Let $T$ be a linear operator on a finite-dimensional vector space over the field of complex numbers. Prove that $T$ is diagonalizable if and only if $T$ is annihilated by some polynomial over $\Bbb{C}$ which has distinct roots.
This problem is bit vague for me. Is “polynomial over $\Bbb{C}$ which has distinct roots” means polynomial of form $(x-c_1)\cdots (x-c_k)$, where $c_1,…,c_k\in \Bbb{C}$ are distinct?

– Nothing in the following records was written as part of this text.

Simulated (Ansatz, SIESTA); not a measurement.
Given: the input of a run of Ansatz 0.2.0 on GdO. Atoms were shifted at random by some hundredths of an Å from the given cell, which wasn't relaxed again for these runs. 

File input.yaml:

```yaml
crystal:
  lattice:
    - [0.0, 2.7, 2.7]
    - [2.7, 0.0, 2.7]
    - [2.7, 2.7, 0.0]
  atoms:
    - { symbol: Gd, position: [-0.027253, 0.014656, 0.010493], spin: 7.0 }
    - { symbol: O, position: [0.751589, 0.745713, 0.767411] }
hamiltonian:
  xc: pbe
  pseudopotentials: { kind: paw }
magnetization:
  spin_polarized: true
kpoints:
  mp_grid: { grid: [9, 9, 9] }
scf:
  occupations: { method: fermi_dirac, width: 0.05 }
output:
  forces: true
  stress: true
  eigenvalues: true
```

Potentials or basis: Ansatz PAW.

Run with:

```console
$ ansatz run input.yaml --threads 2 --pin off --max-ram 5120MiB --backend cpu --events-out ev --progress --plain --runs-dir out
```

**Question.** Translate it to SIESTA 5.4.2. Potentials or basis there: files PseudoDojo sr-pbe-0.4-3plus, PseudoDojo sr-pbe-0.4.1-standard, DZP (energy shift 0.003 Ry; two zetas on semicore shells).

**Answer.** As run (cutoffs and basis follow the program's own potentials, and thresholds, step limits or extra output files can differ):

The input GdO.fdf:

Proof: $(\Rightarrow)$ Suppose $T$ is diagonalizable. Let $m$ be minimal polynomial of $T$. By theorem 6 section 6.4, $m=(x-c_1)\cdots (x-c_k)$, where $c_1,…,c_k\in \Bbb{C}$ are distinct. $(\Leftarrow)$ Conversely, suppose $\exists f\in F[x]$ such that $f=(x-c_1)\cdots (x-c_k)$, where $c_1,…,c_k\in \Bbb{C}$ are distinct and $f(T)=0$. Then $m|f$. So $m= (x-c_1)^{e_1}\cdots (x-c_k)^{e_k}$; $0\leq e_i\leq 1$. By theorem 6 section 6.4, $T$ is diagonalizable.
In proof, we didn’t use any property of $\Bbb{C}$. So this problem holds in field $F$. Am I right?